The bugs, which allow hackers to remotely download files and monitor network traffic, are already being exploited by foreign actors.
Nation-state actors are actively exploiting vulnerabilities in three different virtual private network services to gain access to users’ devices, according to the National Security Agency.
In an advisory issued Monday, NSA said international hackers were taking advantage of bugs in older versions of virtual private network applications produced by Pulse Secure, Fortinet and Palo Alto Networks. Users of the products are “strongly recommended” to update their systems, the agency said.
Virtual private networks, or VPNs, allow users to safely share data across public Wi-Fi and other potentially insecure networks.
According to the advisory, the vulnerability in the Pulse Secure product allows nefarious actors to remotely execute code and download files, as well as intercept encrypted network traffic. The bugs in the other two systems both allow for remote code execution, the NSA said.
The National Cyber Security Centre, a component of the United Kingdom’s intelligence agency, the GCHQ, published its own warning about the vulnerabilities on Oct. 2. The NSCS advisory said the exploits could allow hackers to download user credentials.
After upgrading to the latest version of the VPN software, users should reset their credentials before reconnecting to the network, NSA said. The agency also listed a handful of other protective measures users can take to prevent nefarious actors from infiltrating their devices.

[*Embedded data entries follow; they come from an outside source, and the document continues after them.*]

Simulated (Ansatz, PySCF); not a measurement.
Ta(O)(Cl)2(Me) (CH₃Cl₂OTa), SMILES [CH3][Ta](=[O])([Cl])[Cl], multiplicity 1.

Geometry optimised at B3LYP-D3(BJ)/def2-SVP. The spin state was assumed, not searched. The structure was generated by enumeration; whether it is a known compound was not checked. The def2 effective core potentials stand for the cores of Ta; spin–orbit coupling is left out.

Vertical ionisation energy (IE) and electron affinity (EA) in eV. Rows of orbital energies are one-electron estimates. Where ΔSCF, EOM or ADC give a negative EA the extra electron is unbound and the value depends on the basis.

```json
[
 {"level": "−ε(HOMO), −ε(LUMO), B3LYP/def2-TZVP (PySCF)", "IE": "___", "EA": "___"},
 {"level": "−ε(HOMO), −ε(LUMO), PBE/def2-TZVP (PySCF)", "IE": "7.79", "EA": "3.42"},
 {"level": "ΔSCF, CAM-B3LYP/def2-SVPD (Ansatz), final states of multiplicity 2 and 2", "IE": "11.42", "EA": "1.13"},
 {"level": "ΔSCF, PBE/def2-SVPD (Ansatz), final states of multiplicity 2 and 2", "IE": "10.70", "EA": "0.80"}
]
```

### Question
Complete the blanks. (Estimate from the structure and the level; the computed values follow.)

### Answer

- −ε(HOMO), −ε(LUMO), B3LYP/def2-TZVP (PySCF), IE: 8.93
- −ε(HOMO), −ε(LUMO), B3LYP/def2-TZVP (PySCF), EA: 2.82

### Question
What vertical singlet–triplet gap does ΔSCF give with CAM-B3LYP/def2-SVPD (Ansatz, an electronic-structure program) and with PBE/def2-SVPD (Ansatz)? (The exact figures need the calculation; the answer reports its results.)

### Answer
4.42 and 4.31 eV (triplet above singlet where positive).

Neither NSA nor NCSC disclosed which foreign actors were exploiting the vulnerabilities, though the advisories come roughly a month after reports that a Chinese hacker ring known as APT5 was targeting Fortinet and Pulse Secure servers. According to the cybersecurity company FireEye, the group has been active since 2007 and targets organizations across numerous industries, with a particular focus on the tech and telecom sectors.